Oireachtas Joint and Select Committees

Thursday, 12 January 2017

Joint Oireachtas Committee on Social Protection

Issues Facing Lone Parents: Discussion (Resumed)

11:00 am

Ms Fiona Ward:

Our engagement with jobseeker transition clients is focused on steering them towards education and training opportunities. They do not have to look for employment until their youngest child is 14 years old. We have been engaging with them to see if they need additional skills to assist them in finding secure sustainable employment.

The Department has an agreement with the education and training boards, with which we work very closely not only for jobseeker transition customers but for all customers in developing targeted training programmes. In Tallaght, for example, there were 723 jobseeker transition clients who moved from the one-parent family payment. Our office was the biggest in the country at the time. We have engaged with all such clients, of whom 573 have been brought to information sessions during which people involved in the education and training boards, jobs clubs and community employment schemes, as well as our own case officer, made presentations on the supports and services available to them. The education and training boards offer several part-time evening programmes to which our clients are referred and which they have taken up.

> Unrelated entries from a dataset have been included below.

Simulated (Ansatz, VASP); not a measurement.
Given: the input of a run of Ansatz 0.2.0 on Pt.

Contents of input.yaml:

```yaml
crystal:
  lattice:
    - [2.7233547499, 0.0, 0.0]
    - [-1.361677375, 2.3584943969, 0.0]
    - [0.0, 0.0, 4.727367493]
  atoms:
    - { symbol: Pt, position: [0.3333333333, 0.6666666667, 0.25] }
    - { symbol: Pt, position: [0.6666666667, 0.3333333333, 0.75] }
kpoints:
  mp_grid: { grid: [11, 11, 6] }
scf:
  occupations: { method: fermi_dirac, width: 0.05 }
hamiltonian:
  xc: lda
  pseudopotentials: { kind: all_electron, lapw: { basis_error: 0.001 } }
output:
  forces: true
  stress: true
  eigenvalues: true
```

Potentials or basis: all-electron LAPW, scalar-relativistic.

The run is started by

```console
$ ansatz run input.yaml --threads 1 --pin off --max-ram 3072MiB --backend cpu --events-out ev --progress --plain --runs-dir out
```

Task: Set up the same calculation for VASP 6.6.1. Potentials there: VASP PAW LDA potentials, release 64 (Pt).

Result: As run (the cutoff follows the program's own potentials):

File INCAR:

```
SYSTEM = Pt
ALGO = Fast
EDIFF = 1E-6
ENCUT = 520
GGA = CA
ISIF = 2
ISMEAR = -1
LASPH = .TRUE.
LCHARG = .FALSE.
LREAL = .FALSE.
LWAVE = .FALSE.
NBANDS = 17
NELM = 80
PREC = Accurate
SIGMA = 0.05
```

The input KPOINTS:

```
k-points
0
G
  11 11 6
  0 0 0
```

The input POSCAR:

Community employment schemes are suitable for many of our jobseeker transition clients because their youngest child is in school and they can do the required 19.5 hours. Jobs clubs give clients the interview and career guidance skills they need to secure employment.

In Tallaght, we worked with the education and training board to develop a pre-employment return to work programme targeted at our clients in both the Tallaght and Clondalkin areas. Senator Humphreys referred to the challenges of dealing with people who are not used to engaging with us in this way. We were able to run that programme for the Tallaght office but not for the Clondalkin office as we did not get enough interest at the time, but we hope to run it in February. We ran the Tallaght programme in term time, starting in September and beginning each day at 9.30 a.m., after the school day started. Of the 16 people who started the programme, 14 completed it, two of whom have since secured employment. Some of the participants have applied for night training courses with the ETB while others are seeking part-time training options. The feedback from the programme was very positive, with participants saying it gave them great confidence. They now have a CV and are more knowledgeable and confident about applying for jobs. It was a taster programme and participants found the IT module, career planning aspect and work experience component particularly useful. The members of that first group have set up a network to remain in touch and encourage each other in their training and job-seeking efforts. It was a very positive outcome from our perspective and we hope to run the programme again in January. We expect to get the numbers from the Clondalkin office to run it there as well.

There are financial supports available for lone parents who take up employment, including family income supplement and the back to work family dividend. As I said, jobseeker transition clients do not have to look for work and are not, therefore, referred to JobPath. Our focus is not so much on securing work for our clients. The emphasis is on providing education and training opportunities in order that when they can take up full-time employment, they are as near as possible to workforce-ready.

Senator Humphreys referred to the situation of families who become homeless. Within our three divisions in Dublin, we have an agreement in place that if a lone parent or any family member who is in receipt of a payment from one of our offices becomes homeless, he or she will remain within the remit of that office. In other words, people will continue to draw their payment from the same office even though they may be placed in a hotel in a different location. Doing it this away allows clients to continue to access the activation process and avoid disruption to their payment. If they need assistance in taking their children to school, for example, our community welfare service can make payments by way of the supplementary welfare allowance under the emergency needs programme.